Let $X,\ Y$ and $Z$ be the midpoints of sides $BC,\ CA$, and $AB$ of the triangle $ABC$, respectively. Let $P$ be a point inside the triangle. Prove that the quadrilaterals $AZPY,\ BXPZ$, and $CYPX$ have equal areas if, and only if, $P$ is the centroid of $ABC$.

Prove that if $a, b, c$ are positive real numbers, then the least possible value of \[6a^3 + 9b^3 + 32c^3 + \frac{1}{4abc}\] is $6$. For which values of $a, b$ and $c$ is equality attained?

Consider a $3\times7$ grid of squares. Each square may be coloured green or white. (a) Is it possible to find a colouring so that no subrectangle has all four corner squares of the same colour? (b) Is it possible for a $4\times 6$ grid? Subrectangles must have their corners at grid-points of the original diagram. The corner squares of a subrectangle must be different. The original diagram is a subrectangle of itself.

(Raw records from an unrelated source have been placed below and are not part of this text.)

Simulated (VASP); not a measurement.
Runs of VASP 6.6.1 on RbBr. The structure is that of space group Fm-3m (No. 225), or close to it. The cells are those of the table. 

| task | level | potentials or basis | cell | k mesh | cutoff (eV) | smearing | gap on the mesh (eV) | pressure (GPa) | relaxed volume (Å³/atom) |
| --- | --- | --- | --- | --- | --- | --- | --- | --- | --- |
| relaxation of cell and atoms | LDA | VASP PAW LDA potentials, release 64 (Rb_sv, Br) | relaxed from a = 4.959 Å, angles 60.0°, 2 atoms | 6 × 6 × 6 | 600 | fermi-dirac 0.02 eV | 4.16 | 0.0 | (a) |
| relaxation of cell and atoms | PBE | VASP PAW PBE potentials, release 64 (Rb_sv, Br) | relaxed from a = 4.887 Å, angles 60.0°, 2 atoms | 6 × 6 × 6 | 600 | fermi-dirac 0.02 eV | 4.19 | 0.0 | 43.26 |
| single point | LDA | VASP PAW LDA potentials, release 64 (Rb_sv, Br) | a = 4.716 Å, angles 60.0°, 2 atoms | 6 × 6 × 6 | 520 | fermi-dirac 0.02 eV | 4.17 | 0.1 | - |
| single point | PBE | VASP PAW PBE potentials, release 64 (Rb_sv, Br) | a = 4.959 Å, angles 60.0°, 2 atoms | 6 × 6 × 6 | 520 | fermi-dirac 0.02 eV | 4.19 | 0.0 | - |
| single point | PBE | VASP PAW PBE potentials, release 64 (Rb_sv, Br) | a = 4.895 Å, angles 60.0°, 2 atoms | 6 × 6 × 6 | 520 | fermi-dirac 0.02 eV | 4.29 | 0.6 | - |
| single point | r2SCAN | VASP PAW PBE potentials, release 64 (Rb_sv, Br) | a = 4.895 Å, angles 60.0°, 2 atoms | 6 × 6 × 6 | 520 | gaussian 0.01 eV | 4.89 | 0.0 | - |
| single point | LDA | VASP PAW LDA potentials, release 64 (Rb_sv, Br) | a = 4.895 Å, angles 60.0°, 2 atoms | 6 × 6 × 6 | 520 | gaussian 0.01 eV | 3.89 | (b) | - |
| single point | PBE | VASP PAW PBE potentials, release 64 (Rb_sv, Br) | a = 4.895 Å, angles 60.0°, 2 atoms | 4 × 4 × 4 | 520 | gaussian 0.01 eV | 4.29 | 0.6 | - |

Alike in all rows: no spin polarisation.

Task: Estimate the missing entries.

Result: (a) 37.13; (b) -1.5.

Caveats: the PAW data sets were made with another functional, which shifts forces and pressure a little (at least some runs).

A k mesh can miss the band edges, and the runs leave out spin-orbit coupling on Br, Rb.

Fawzi cuts a spherical cheese completely into (at least three) slices of equal thickness. He starts at one end, making successive parallel cuts, working through the cheese until the slicing is complete. The discs exposed by the first two cuts have integral areas. (i) Prove that all the discs that he cuts have integral areas. (ii) Prove that the original sphere had integral surface area if, and only if, the area of the second disc that he exposes is even.